Figure \( 2.9\): An oscillator that is damped by moving in a viscous fluid.

The question is, how does the block move? This system actually has exactly the equation of motion of the forced, damped oscillator. To see this, note that the change in the length of the spring from its equilibrium length is the difference, \[x(t)-d_{0} \cos \omega_{d} t .\]

Thus the equation motion looks like this: \[m \frac{d^{2}}{d t^{2}} x(t)+m \Gamma \frac{d}{d t} x(t)=-K\left[x(t)-d_{0} \cos \omega_{d} t\right] .\]

Dividing by \(m\) and rearranging terms, you can see that this is identical to (2.14) with \[F_{0} / m=K d_{0} / m=\omega_{0}^{2} d_{0} .\]

Moving the other end of the spring sinusoidally effectively produces a sinusoidally varying force on the mass.

Now we will go over the solution again, stressing the physics of this system as we go. Try to imagine yourself actually doing the experiment! It will help to try to feel the forces involved in your bones. It may help to check out program 2-1 on the supplementary programs disk. This allows you to see the effect, but you should really try to feel it!

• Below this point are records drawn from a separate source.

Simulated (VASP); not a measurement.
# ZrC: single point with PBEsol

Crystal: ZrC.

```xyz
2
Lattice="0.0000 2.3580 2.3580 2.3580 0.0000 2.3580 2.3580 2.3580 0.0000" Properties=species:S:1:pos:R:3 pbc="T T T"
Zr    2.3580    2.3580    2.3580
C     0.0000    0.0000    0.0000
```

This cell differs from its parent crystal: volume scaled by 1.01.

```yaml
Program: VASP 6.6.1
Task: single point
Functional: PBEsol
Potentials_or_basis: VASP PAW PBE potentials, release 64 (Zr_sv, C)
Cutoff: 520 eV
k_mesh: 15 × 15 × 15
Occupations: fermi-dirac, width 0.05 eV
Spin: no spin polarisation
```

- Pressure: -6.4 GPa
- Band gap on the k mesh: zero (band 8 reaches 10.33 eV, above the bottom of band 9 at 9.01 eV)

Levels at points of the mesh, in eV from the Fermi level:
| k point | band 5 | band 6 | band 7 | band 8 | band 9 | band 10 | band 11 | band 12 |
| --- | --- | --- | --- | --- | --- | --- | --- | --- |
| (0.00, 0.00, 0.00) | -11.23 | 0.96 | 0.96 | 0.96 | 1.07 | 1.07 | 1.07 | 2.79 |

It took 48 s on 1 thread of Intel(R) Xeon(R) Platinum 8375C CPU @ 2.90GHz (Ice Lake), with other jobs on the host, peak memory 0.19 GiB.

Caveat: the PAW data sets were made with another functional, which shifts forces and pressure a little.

The first step is to go over to the complex force, as in (2.16). The result looks like

\[\frac{d^{2}}{d t^{2}} z(t)+\Gamma \frac{d}{d t} z(t)+\omega_{0}^{2} z(t)=\omega_{0}^{2} d_{0} e^{-i \omega_{d} t}\]

We have labeled the terms in (2.39) to remind you of their different physical origins.

The next step is to look for irreducible steady state solutions of the form of (2.19): \[z(t)=\mathcal{A} e^{-i \omega_{d} t} .\]

Inserting (2.40) into (2.39), we get \[\left[-\omega_{d}^{2}-i \Gamma \omega_{d}+\omega_{0}^{2}\right] \mathcal{A} e^{-i \omega_{d} t}=\omega_{0}^{2} d_{0} e^{-i \omega_{d} t} .\]

What we will discuss in detail is the phase of the quantity in square brackets on the left-hand side of (2.41). Each of the three terms, inertial, frictional and spring, has a different phase. Each term also depends on the angular frequency, \(\omega_{d}\) in a different way. The phase of \(\mathcal{A}\) depends on which term dominates.

For very small \(\omega_{d}\), in particular for \[\omega_{d} \ll \omega_{0}, \Gamma ,\]

the spring term dominates the sum. Then \(\mathcal{A}\) is in phase with the driving force. This has a simple physical interpretation. If you move the end of the spring slowly enough, both friction and inertia are irrelevant. When the block is moving very slowly, a vanishingly small force is required. The block just follows along with the displacement of the end of the spring, \(\mathcal{A} \approx d_{0}\). You should be able to feel this dependence in your bones. If you move your hand very slowly, the mass has no trouble keeping up with you.

For very large \(\omega_{d}\), that is for \[\omega_{d} \gg \omega_{0}, \Gamma,\]

the inertial term dominates the sum. The displacement is then \(180^{\circ}\) out of phase with the driving force. It also gets smaller and smaller as \(\omega_{d}\) increases, going like \[\mathcal{A} \approx-\frac{\omega_{0}^{2}}{\omega_{d}^{2}} d_{0} .\]

Again, this makes sense physically. When the angular frequency of the driving force gets very large, the mass just doesn’t have time to move.

In between, at least two of the three terms on the left-hand side of (2.41) contribute significantly to the sum. At resonance, the inertial term exactly cancels the spring term, leaving only the frictional term, so that the displacement is \(90^{\circ}\) out of phase with the driving force. The size of the damping force determines how sharp the resonance is. If ¡ is much smaller than \(\omega_{0}\), then the cancellation between the inertial and spring terms in (2.39) must be very precise in order for the frictional term to dominate. In this case, the resonance is very sharp. On the other hand, if \(\Gamma \gg \omega_{0}\), the resonance is very broad, and the enhancement at resonance is not very large, because the frictional term dominates for a large range of \(\omega_{d}\) around the point of resonance, \(\omega_{d} = \omega_{0}\).

Try it! There is no substitute for actually doing this experiment. It will really give you a feel for what resonance is all about. Start by moving your hand at a very low frequency, so that the block stays in phase with the motion of your hand. Then very gradually increase the frequency. If you change the frequency slowly enough, the contributions from the transient free oscillation will be small, and you will stay near the steady state solution. As the frequency increases, you will first see that because of friction, the block starts to lag behind your hand. As you go through resonance, this lag will increase and go through \(90^{\circ}\). Finally at very high frequency, the block will be \(180^{\circ}\) out of phase with your hand and its displacement (the amplitude of its motion) will be very small.